[Catalyst] [Fwd: $c->forward design question]

Michael Henson mhenson at silverthorneinc.com
Mon Feb 26 05:24:14 GMT 2007


Hi,

I'm using $c->forward() to call "service" handlers which do various
business-logic actions. One such service is a selector that finds a
product in our catalog - if we have enough information to determine
which one we want. Valid return values can be the db id of the row, the
object for the product, or undef if nothing is found.

The problem is that 'undef' doesn't come back from the $c->forward call.
The specific line that causes the trouble in my case is
Catalyst.pm:1167 :

    eval { $c->state( &$code( $class, $c, @{ $c->req->args } ) || 0 ) };

Catalyst::execute seems to set $c->state to 0 as a default initializer.
Is there is a deeper reason it does this? Would it break anything if
there was an extra step to add a check for an actual undef return value
(vs. no return value), allowing the undef to come through?

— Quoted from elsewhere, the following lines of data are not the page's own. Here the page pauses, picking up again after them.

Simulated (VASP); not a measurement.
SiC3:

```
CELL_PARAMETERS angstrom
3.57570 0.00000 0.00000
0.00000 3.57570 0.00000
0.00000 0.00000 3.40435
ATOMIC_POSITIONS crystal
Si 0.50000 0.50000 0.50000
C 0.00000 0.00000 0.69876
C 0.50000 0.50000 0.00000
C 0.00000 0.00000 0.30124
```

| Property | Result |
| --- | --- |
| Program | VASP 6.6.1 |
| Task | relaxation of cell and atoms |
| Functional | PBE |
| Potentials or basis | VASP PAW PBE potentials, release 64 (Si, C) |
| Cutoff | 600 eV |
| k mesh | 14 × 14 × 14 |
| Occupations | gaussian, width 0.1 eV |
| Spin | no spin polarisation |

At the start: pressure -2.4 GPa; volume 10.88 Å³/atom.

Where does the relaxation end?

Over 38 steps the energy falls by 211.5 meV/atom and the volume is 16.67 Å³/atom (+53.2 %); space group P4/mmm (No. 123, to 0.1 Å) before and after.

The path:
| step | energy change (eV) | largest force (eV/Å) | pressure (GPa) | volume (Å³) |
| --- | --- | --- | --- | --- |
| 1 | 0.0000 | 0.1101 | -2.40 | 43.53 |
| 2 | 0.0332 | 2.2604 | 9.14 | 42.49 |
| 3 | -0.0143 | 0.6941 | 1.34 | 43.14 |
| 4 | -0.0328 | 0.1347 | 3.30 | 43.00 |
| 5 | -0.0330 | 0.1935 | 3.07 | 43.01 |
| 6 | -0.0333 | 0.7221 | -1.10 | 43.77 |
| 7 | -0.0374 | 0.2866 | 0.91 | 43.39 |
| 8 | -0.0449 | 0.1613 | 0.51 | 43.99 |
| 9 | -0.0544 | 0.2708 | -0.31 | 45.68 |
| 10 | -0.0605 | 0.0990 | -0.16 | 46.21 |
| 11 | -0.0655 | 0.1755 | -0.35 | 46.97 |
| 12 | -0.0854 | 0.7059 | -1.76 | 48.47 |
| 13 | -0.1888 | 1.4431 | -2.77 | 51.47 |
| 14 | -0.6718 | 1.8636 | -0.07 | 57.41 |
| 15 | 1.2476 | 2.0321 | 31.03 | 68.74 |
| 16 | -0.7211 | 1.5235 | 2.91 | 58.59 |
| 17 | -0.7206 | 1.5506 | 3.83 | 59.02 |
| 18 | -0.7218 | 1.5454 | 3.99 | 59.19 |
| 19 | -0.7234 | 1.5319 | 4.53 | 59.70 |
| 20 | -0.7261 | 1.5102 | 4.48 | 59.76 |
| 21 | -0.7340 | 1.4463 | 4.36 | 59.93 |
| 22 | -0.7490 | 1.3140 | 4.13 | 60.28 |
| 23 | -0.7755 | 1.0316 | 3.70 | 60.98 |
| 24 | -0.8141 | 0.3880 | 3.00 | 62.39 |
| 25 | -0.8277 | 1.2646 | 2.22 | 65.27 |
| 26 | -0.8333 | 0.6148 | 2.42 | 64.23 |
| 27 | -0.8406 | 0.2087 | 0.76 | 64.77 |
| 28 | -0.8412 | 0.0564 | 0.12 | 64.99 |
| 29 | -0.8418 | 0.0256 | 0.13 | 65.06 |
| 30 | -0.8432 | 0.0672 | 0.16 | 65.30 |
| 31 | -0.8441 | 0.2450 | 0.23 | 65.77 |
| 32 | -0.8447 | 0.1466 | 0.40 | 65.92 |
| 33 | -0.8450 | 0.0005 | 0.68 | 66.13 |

Incidentally, that line looks like it would also transform anything that
evaluates as false to a 0 as well (empty list, empty string, string of
all spaces, etc.).

PS.: I'm aware that I could just use non-controller modules for the same
overall purpose, but I'm also trying to take advantage of Catalyst's
debugging and profiling abilities on my dispatched methods.